Friday, April 9, 2010
The wonderful film that shows what the Catholic Church does best
The film The Hidden Life is coming out today in England. After ten years of correspondence, Michael Whyte was given unprecedented access to the monastery of the Most Holy Trinity, in Londons Notting Hill. The monastery, which was founded in 1878, is home to the Discalced Order of Carmelite Nuns. The nuns lead a cloistered life dedicated to prayer and contemplation, rarely leaving the monastery except to visit a doctor or dentist. Silence is maintained throughout the day with the exception of two periods of recreation.
No Greater Love gives a unique insight into this closed world where the modern worlds materialism is rejected; they have no television, radio or newspapers. The film interweaves a year in the life of the monastery with the daily rhythms of Divine Office and work. Centred in Holy Week, it follows a year in which a novice is professed and one of the senior nuns dies. Though mainly an observational film there are several interviews, which offer insights into their life, faith, moments of doubt and their belief in the power of prayer in the heart of the community.

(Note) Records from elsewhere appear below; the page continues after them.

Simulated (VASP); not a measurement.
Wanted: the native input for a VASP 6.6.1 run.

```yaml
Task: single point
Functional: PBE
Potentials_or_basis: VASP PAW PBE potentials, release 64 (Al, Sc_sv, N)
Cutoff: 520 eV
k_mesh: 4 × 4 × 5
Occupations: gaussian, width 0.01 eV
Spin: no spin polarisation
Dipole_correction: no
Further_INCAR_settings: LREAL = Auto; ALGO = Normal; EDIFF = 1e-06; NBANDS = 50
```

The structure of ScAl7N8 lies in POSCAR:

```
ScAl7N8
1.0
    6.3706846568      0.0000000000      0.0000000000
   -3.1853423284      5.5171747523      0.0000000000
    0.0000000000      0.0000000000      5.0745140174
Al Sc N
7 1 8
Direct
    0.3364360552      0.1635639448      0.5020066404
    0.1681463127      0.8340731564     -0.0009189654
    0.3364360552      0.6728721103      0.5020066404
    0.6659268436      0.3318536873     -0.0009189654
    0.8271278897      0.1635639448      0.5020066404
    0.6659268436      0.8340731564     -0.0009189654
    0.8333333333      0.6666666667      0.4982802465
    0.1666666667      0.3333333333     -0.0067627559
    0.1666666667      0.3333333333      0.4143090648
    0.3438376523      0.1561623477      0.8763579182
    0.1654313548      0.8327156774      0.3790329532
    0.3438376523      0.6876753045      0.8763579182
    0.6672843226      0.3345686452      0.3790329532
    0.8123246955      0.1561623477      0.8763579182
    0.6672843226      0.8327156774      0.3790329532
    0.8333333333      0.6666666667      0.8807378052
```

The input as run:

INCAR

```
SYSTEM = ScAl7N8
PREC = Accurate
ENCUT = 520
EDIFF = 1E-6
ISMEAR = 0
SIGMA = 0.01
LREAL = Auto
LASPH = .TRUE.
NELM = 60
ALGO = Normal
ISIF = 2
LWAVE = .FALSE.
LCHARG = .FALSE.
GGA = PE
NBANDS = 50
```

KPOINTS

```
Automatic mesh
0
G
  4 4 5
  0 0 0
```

The following is a review from the Telegraph:
Hidden behind seven metre-high walls in north Kensington, a short walk from the boutiques and restaurants of fashionable Notting Hill, there is a busy monastery of Carmelite nuns. The purpose-built Victorian compound is set in a couple of acres of grounds, with lawns, a kitchen garden and a cemetery where the nuns are buried. The sisters are silent through the day – except for two periods of recreation. And they seldom leave except to go to the dentist or the doctor.
Michael Whyte, a filmmaker who is more used to making glossy television mini-series, has made a fine documentary film, No Greater Love, that follows a year in the life of these remarkable women. (I review it in full in Friday’s Catholic Herald.)
Whyte’s technique is simple: he parks his cameras at the ends of corridors or in the gardens and records what happens. You see how the silence lends a kind of sanctity to the nuns’ chores. And he intersperses shots of housekeeping duties with the recitation of the Daily Office and the rituals of the sacred liturgy during Holy Week.
The silence is not absolute, obviously: it’s an absence of chit-chat. Which tends to amplify the mechanical sounds that remain, like the rotovator you see a nun operating to turn the soil in the vegetable patch. In the kitchens they manufacture Communion wafers. They pour batter onto a circular hotplate to produce a flat disc of bread, bigger than a dinner plate; then another machine stamps out the hosts.
The nuns appear serene. But the religious life does not sound like an easy option. They describe struggling for years and years with doubts. Whyte asks the Prioress whether she fears death. She says: “Well, there’s always the thought that maybe the atheists are quite right and there’s just a void at the other side.”
In fact, she went through 18 years of feeling that she was not good enough. The religious life starts well, she says, but “pretty soon… that goes” and you’re left with “darkness, boredom, dryness” and it’s as though “you’re sitting there talking to yourself on your knees”.
The nice thing about the film is that it shows the nuns relaxing too, as when they switch on a tape player and dance to Scottish reels. There is plenty of joy in the monastery. All in all, No Greater Love is a useful reminder that the Church is made up mostly of good and humble people who have not committed awful crimes. Instead they lead lives of quiet and holy devotion – praying for the rest of us.
It’s showing at the Gate Cinema in Notting Hill from Friday, and other cities.